Since the US Fish and Wildlife Service (USFWS) stripped Endangered Species Act (ESA) protections from gray wolves across most of the country last year, the embattled animals have come under unprecedented attack in several states. In February, Wisconsin authorized the first wolf-hunting season since 2014. In less than three days, hunters (many of them using hounds) and trappers killed 218 wolves. A study by Wisconsin researchers estimated that dozens more wolves have been killed illegally in the state since ESA protections were removed.

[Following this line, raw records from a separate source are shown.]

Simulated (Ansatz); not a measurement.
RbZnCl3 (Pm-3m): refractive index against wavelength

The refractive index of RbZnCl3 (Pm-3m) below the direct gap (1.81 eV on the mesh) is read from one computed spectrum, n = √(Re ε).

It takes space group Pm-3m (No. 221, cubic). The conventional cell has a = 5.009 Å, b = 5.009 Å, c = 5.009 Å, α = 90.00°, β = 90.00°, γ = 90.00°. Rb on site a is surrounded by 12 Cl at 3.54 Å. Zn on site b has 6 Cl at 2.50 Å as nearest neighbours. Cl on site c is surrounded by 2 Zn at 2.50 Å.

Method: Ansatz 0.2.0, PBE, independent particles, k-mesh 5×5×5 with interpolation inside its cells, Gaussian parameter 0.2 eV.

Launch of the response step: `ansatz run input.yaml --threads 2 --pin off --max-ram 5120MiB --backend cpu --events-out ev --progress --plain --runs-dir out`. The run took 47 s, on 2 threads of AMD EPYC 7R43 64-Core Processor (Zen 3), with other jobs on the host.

In the Northern Rockies, Idaho lawmakers enacted a bill allowing up to 90 percent of the state’s wolf population to be killed by hunters, trappers, government agencies, and private contractors. Around the same time, Montana adopted a series of bills similarly designed to dramatically reduce the state’s wolf population. One authorized snares to be used to trap wolves. Another allowed a month-long expansion of the wolf-trapping season. A third allowed night hunting of wolves, the use of bait to hunt and trap wolves, and the killing of an unlimited number of wolves by the holder of a single wolf license.
Wildlife advocates are pushing back. Several organizations have sued the USFWS, and others have petitioned the agency to exercise its emergency listing authority under the ESA to restore gray wolves in the Northern Rockies to the list of threatened and endangered wildlife.